Yazidi Rescue: 20,000 Saved From ISIS Siege, Report Says, But Hundreds More Executed


United States bombing raids on ISIS positions in northern Iraq appeared to be showing positive results just four days after they began, as Kurdish forces were able to free about 20,000 trapped members of the ancient Yazidi religious sect from a deadly siege by the militants who aim to create an Islamic state throughout the Middle East.

The Yazidi, who adhere to a religion believed to be among the world’s oldest, have been trapped by the thousands without access to food or water on the top of Mount Sinjar in northwest Iraq, surrounded by the Islamic State fighters who consider them evil and have given them the ultimatum to immediately convert to Islam or simply die.

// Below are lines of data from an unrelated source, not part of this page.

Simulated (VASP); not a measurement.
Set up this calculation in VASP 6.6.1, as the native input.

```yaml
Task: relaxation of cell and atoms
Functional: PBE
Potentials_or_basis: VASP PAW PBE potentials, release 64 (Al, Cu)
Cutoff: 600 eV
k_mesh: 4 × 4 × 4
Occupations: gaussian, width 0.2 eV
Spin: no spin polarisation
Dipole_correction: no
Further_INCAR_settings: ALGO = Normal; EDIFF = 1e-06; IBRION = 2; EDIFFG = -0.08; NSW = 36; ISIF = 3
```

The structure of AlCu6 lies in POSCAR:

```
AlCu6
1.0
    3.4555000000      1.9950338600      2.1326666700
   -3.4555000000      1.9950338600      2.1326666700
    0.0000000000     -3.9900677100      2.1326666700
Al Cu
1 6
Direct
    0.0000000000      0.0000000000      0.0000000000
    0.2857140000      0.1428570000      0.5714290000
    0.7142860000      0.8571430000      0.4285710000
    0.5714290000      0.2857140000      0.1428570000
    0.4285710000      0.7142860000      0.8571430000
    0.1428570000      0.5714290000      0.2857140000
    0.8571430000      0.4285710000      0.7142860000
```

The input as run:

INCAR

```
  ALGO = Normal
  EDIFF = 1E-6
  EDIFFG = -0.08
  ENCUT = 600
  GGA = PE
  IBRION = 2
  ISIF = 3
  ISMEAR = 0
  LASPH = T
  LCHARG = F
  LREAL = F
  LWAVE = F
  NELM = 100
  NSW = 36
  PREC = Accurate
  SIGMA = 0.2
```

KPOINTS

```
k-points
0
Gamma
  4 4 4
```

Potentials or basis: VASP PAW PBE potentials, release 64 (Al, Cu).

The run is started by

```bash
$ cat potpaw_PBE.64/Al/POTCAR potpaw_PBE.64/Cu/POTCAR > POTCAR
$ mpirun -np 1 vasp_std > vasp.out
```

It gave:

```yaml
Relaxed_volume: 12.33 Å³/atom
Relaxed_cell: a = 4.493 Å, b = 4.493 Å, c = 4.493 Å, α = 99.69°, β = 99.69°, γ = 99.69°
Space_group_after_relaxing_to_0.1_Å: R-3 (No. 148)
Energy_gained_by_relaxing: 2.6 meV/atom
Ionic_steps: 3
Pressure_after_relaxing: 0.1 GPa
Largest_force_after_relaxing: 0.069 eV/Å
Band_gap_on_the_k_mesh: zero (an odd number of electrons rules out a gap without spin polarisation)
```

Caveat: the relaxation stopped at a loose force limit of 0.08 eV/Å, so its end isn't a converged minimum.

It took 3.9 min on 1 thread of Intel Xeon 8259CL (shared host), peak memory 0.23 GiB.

According to Iraqi Human Rights official Kamil Amin, there were between 50,000 and 60,000 Yazidi stranded and cut off on the mountain by the ISIS stranglehold, living in horrifying conditions with, according to witnesses, dead bodies simply lying on the ground, becoming food for wandering dogs.

But emboldened by four days of U.S. aerial bombing of ISIS positions and equipment, Kurdish fighters Sunday recaptured two towns that had earlier fallen to ISIS militants, and freed about 20,000 of the besieged Yazidi. A Kurdish official, Hoshiyar Zebari, said that Kurdish soldiers received air support from the United States in their successful efforts to take back those two towns.

United States forces carried out five airstrikes Sunday, bombing a mortar position and armed ISIS vehicles. At the same time, Kurdish forces expelled ISIS fighter from the villages of Makhmour and al-Gweir, about 30 miles from Irbil, a Kurdish city in northern Iraq that is home to many Americans as well as a U.S. consulate.

The U.S. has already relocated many diplomatic workers and officials out of Irbil.

But the news was not all good. According to Amin, ISIS has killed about 500 Yazidi so far in northern Iraq. In some cases, the victims were executed, in others they died of starvation and dehydration.

Amin said he has received reports of ISIS burying entire families alive. Those reports have not yet been independently authenticated, however, not has the number of Yazidi killed so far.

Massoud Barzani, president of the Kurdish Regional Government, said that U.S. airstrikes have proven effective, but it will take shipments of sophisticated weaponry to the Kurds to turn the tide in the battle against ISIS. But Barzani said he does not want U.S. ground troops in the region.

“We are not asking our friends to send their sons to fight on our behalf,” Barzani said to The Associated Press. “What we are asking our friends is to provide us support and to cooperate with us in providing us with heavy weapons that we are able to fight this terrorist group.”

One Yazidi survivor of the ISIS siege said that he personally saw between 500 and 1,000 dead bodies on the mountain where thousands of Yazidi remain trapped.